Avocado Toast with Eggs, Spinach, and Tomatoes-this simple and healthy toast is great for breakfast, lunch, or dinner!
This post is in partnership with Kroger, but our opinions are our own.
I love trying new foods, flavors, and recipes, but I also love and appreciate the basics. You know, the foods you crave on a regular basis and the recipes you make over and over again. The classics, the staples, the every day good food. The food that feels like home.
A few of my standards include: oatmeal, peanut butter, banana, and honey sandwiches, cottage cheese with fruit, pasta, cereal, and Avocado Toast with Eggs, Spinach, and Tomatoes. These are my go-to’s! I never get tired of these foods and could eat them every single day…and most days I do! Sure, we love to cook and create new recipes, but you can’t beat the basics. What are your basics?

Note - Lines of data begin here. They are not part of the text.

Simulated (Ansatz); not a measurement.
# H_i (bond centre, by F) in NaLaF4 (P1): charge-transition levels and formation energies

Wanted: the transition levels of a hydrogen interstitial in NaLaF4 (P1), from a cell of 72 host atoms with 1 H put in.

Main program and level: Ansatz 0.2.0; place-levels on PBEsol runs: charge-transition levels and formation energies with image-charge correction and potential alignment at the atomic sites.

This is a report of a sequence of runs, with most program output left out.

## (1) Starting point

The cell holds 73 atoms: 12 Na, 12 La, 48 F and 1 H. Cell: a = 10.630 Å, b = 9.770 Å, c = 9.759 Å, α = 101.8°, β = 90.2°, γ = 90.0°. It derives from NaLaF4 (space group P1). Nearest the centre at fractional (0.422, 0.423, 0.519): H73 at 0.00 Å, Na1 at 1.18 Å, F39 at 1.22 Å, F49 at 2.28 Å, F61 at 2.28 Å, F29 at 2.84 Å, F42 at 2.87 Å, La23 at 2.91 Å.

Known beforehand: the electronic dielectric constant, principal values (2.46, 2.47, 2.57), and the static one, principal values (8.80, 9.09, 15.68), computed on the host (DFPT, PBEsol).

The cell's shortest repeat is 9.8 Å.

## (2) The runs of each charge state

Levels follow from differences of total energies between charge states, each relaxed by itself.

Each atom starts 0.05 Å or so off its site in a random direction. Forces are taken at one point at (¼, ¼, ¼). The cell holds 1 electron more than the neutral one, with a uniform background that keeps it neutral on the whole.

Today, I am sharing the recipe for my standard Avocado Toast with Eggs, Spinach, and Tomatoes. I eat this toast almost every single day of the week. No joke. It is the meal I turn to when I am in a hurry. It is the meal I turn to when I am lazy and tired. It is the meal I turn to when my boys are eating meat for dinner. It is the meal I turn to when I am craving simple, good food! It never gets old, it only gets better. I know I can always count on this toast to satisfy me. It never lets me down.
You only need 10 minutes tops to make this toast and a few quality ingredients. I use Private Selection’s Multigrain Artisan bread. It is hearty, wholesome, and a great base for my toast.
I top the toast with mashed avocado, sautéed spinach, scrambled egg whites, and tomato slices. I personally prefer scrambled egg whites over regular scrambled eggs, but either will work.
And my tomatoes look pretty darn awesome for the winter months, huh? That is because I used Private Selection’s Campari Tomatoes on the vine. They are hydroponically grown and are perfectly ripe every time. I can always count on Smith’s for good tomatoes!
My toast is simple, but perfect. It is good morning, noon, or night…breakfast, lunch, or dinner. You can’t go wrong!
Get back to the basics and make my Avocado Toast with Eggs, Spinach, and Tomatoes. It never disappoints.
Avocado Toast with Eggs, Spinach, and Tomatoes
- Prep Time
- 5 minutes
- Cook Time
- 5 minutes
- Total Time
- 10 minutes
- 1/2 teaspoon minced shallot
- 1 cup packed spinach leaves
- 2 large egg whites or 1 large egg lightly beaten
- Salt and black pepper to taste
- 1 slice Private Selection Multigrain bread toasted
- 1/2 avocado pit and skin removed
- 2 Private Selection Campari tomatoes sliced
- Spray a small skillet with non-stick cooking spray. Add the shallot and spinach and cook over medium heat until spinach is wilted. Place in a small bowl and set aside.
- Spray the pan again. Pour beaten egg whites or egg into the pan and season with salt and black pepper, to taste. Cook over medium heat until soft-scrambled, about 2 minutes.
- Mash the avocado with a fork and spread evenly on piece of toast. Top the avocado toast with spinach, scrambled eggs, and tomato slices. Season with salt and pepper, to taste. Serve immediately.
- Note-to make this gluten-free, use gluten-free bread.